I recently had the pleasure of being introduced to PK Corey’s Cassie series. I absolutely loved this story, and will go on to read the rest of these books.
Cassie’s Space is a sweet DD story about an older couple who have always had an element of DD in their relationship.
When Tom met Cassie, she was a loose cannon, a fun girl who liked to have a good time, and Tom was immediately attracted to her. Although he had old-fashioned values, he knew he could handle Cassie, and does he ever.
I loved how gentle, yet firm he is with her. She swears like a sailor when they’re dating, and several times Tom explains to her that he expects her to act like a lady. She tries…she’s very attracted to Tom, and wants to please him, but her temper gets in the way. Finally, he decides it’s time to teach her manners, and surprises her by pulling her over his knee.
One of the things I liked best about this story was how real it was. Her reactions to his taking the initiative to discipline her were so relatable, and she made me laugh. When he finally takes her over his knee to teach her to watch her language, she says, “If he thought he had heard cussing before, what I cut loose with then did not compare to what he’d heard me say before.”
Oh, she made me laugh! And when he’s finally spanked her soundly, his tenderness shines through. I think the way he treats her after he disciplines her was pivotal: at this point we see his true character and why, despite Cassie’s resistance to being disciplined as a full-grown woman, she falls in love with him, accepting their DD dynamic as something that fills a need of hers.
“Look at me,” he said quietly. I glared at him, letting my fury show clearly. He looked at me steadily with those incredible blue eyes: the look on his face bewildered me. In his face I saw understanding, concern, and caring. His look mesmerized me.
Very quietly, he asked me a question that changed my life.
“Cassie, has no one ever cared for you enough to make you behave yourself?”
I suppose all of life is just a matter of timing. I had known the answer to that question all my life, though I’d avoided thinking of that particular reality. At that moment, Tom found a way to break open the shell I lived in. As I write this, it seems such a simple question, but as I had stood looking at him, the answer to his question flooded my mind and the hurt went much deeper than the spanking had. The answer was no. No one had ever cared for me that much. I started crying.
I hadn’t cried in front of another person since I was a child. My first husband had never seen me cry, and here I was, bawling in front of a man I’d only known for a few short weeks. Tom scooped me up and carried me back to our quilt. He pulled out his handkerchief and gave it to me before sitting down and leaning back against the tree, cuddling me on his lap. My bottom throbbed from the spanking as he held me, but the comfort of his arms around me and his gentle words overrode the pain. So many thoughts and feelings swirled around in my mind, but I could hear Tom talking to me quietly.
“You’re all right now. I’m not going anywhere. Relax, honey, you’re safe.”

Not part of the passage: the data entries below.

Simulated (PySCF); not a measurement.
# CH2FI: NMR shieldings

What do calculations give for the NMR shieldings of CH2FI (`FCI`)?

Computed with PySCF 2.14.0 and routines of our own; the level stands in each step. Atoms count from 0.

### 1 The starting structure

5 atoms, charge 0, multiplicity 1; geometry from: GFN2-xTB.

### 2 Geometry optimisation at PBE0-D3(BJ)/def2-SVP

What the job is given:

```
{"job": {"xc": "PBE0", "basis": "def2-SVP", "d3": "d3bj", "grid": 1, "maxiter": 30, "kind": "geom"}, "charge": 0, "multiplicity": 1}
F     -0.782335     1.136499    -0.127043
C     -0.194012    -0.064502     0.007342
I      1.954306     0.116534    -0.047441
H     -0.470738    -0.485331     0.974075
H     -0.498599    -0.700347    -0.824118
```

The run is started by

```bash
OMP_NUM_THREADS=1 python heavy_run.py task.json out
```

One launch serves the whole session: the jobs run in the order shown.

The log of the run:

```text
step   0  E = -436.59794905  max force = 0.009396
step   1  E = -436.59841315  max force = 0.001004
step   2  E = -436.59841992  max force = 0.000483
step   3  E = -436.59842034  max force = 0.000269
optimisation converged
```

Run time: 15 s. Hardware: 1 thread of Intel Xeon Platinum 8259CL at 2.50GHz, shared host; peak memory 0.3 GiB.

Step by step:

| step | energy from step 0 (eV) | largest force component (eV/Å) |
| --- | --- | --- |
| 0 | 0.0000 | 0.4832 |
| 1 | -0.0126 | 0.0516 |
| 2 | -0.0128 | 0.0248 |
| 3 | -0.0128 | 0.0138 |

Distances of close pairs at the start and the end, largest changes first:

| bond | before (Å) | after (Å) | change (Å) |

Good grief. Nothing ever goes right for me when Tom’s away. I only teased about doing something wild and crazy with the girls. I had every intention of behaving myself and staying out of trouble, but I messed up. I hadn’t looked for trouble, but sometimes I believe I attract trouble like metal to a magnet.
“All right, girl. No, I’m not going to spank you. We haven’t exactly discussed gambling before. I had no idea you might have a problem with this….From now on gambling is off limits for you…It stops completely. And if it doesn’t I’ll wear you out. Now that’s a promise.”